Melbourne Cup Day
Melbourne Cup Day is Australia’s most famous Tuesday. At 3.00 pm AEST, on the first Tuesday in November, Australians everywhere stop for one of the world’s most famous horse races – the Melbourne Cup.
It’s a day when the nation stops whatever it’s doing to listen to the race call, or watch the race on TV. Even those who don’t usually bet, try their luck with a small wager or entry into a ‘sweep’ – a lottery in which each ticket-holder is matched with a randomly drawn horse.

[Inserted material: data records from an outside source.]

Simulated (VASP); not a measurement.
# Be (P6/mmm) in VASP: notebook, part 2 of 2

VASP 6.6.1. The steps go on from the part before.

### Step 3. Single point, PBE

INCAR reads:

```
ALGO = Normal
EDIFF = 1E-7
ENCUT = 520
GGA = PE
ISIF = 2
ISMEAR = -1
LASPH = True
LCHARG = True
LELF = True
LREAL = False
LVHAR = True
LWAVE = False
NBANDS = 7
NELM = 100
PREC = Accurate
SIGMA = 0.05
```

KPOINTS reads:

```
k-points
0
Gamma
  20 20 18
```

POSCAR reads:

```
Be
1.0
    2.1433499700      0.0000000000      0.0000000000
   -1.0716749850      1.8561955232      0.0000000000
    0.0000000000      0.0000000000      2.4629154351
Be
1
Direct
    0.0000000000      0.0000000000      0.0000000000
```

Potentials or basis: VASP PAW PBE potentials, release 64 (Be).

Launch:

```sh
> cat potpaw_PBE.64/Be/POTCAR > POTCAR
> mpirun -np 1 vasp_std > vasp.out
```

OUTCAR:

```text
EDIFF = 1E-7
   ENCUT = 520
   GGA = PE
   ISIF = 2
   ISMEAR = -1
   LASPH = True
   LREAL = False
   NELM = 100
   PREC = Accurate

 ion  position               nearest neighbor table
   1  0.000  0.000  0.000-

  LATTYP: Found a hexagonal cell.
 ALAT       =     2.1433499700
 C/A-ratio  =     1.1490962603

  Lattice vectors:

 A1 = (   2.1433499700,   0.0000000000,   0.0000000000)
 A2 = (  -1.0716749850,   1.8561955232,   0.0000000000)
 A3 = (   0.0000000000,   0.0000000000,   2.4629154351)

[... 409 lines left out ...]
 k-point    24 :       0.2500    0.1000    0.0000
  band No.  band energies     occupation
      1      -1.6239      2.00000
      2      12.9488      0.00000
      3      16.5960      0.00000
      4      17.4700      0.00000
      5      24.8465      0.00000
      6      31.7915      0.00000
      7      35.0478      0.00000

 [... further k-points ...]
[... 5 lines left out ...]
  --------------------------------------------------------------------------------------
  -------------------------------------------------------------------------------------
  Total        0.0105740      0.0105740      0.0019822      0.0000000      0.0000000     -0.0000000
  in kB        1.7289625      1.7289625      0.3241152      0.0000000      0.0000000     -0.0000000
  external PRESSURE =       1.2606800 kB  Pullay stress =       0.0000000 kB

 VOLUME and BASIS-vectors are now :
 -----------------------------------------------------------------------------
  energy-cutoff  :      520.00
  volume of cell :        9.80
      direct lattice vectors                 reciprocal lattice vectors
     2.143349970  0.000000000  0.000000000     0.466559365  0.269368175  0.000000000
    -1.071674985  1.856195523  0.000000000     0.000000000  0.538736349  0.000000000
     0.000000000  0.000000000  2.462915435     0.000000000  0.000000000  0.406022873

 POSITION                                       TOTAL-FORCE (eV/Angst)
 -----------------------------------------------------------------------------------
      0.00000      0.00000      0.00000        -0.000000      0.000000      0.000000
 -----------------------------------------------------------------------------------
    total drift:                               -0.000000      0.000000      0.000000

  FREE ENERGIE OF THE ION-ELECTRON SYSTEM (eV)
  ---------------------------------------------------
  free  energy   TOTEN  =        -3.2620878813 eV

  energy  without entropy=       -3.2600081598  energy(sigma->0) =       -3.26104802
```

Since 1877, Cup Day has been a public holiday for Melbourne, and crowdshave flocked to the track. By 11.00 am on the first holiday, the Flemington grandstand was packed to its 7,000 capacity, and by 3.00 pm, 150,000 people were estimated to have gathered – thronging the hill beyond. The party atmosphere often means that champagne and canapés, huge hats and racetrack fashions overshadow the business of horse racing.
The Melbourne Cup has long been known as an urban fashion parade. The race track was one of the few places in colonial Australia where high society and the lower classes came together socially. The first Australian race meet, held in 1810, established the culture of the Melbourne Cup and was organised in Sydney by Governor Macquarie as part of a plan to improve the cultural life of Sydney.
The racecourse was designed as a neutral meeting place for colonists of all classes – military officers, convicts and free settlers. The Subscriber’s Ball, organised with the 1810 race meeting, was attended by ‘all the Beauty & Fashion of the Colony’ (Sydney Gazette, October 1810).